Electricity and home appliances question

Nope :smiley:

The freezer gets delivered next Saturday, so no looking at the plug until then. I would be willing to bet a large sum of money, though, that the plug is 3-pronged. In any case, read the heated discussion above. It ain’t that simple. I am pretty dumb about these things, but even I know people saw the ground plugs off or use adaptors. The question was whether that was truly dangerous.

David Simmons, codes? Codes? This is Detroit, buddy, we don’t need no stinkin’ codes. :slight_smile: Seriously, I doubt my lovely (but old) flat would pass code inspection. There is one of those reset button outlets in the bathroom, but other than that, it is all plain old two-prongers. I had a grounded outlet put in for my computer surge suppressor, and the guy who did it connected the ground wire to the copper plumbing in the basement though a hole he drilled in the floor. There are similar other fixes around the place. Oh, and the dryer is gas.

I wouldn’t remove the grounding prong from the freezer. You might move to a civilized place like Pontiac someday and be able to use it. Buy a 3 to 2-prong adapter and use it.

The third wire ground is for safety. It is possible that the hot lead in the appliance will rub against the frame of the appliance and some day wear through the insulation thus connecting the metal frame of the thing to 110 v. Or some such thing. With the safety ground connected this will trip the breaker and keep people from getting hurt. This is a remote possibility with quality appliances but has been known to happen on rare occasions. Grounding the frame of electrical machines is always a good idea but isn’t necessary.

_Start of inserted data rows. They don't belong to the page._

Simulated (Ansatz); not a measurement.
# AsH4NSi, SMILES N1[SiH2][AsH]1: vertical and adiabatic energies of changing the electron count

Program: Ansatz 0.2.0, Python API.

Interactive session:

Then allow me to enlighten you…

  1. Fluorescent fixtures. Some require the metal reflector to be no more than 0.5” from the bulb and connected to earth ground. The reason has to do with starting… the bulb impedance is quite high during the starting phase, and current is produced via capacitive coupling with the (grounded) reflector. (Or something like that.) If the fixture’s reflector requires an earth ground and you fail to hook it up, starting can be very erratic.

  2. Surge protectors. Most surge protectors utilize MOVs, TVSs, and/or GDTs between hot and ground (and sometimes between neutral and ground) to attenuate normal-mode voltage transients. Failure to connect the earth ground will significantly decrease the surge protector’s effectiveness.

  3. Shielding. Some equipment utilizes shielding to block EMI radiating into the device and/or emanating out of the device. This includes sensitive radio receivers and amplifiers, switching power supplies, phase-fired controllers, and laboratory instruments. The shield is usually tied to earth ground.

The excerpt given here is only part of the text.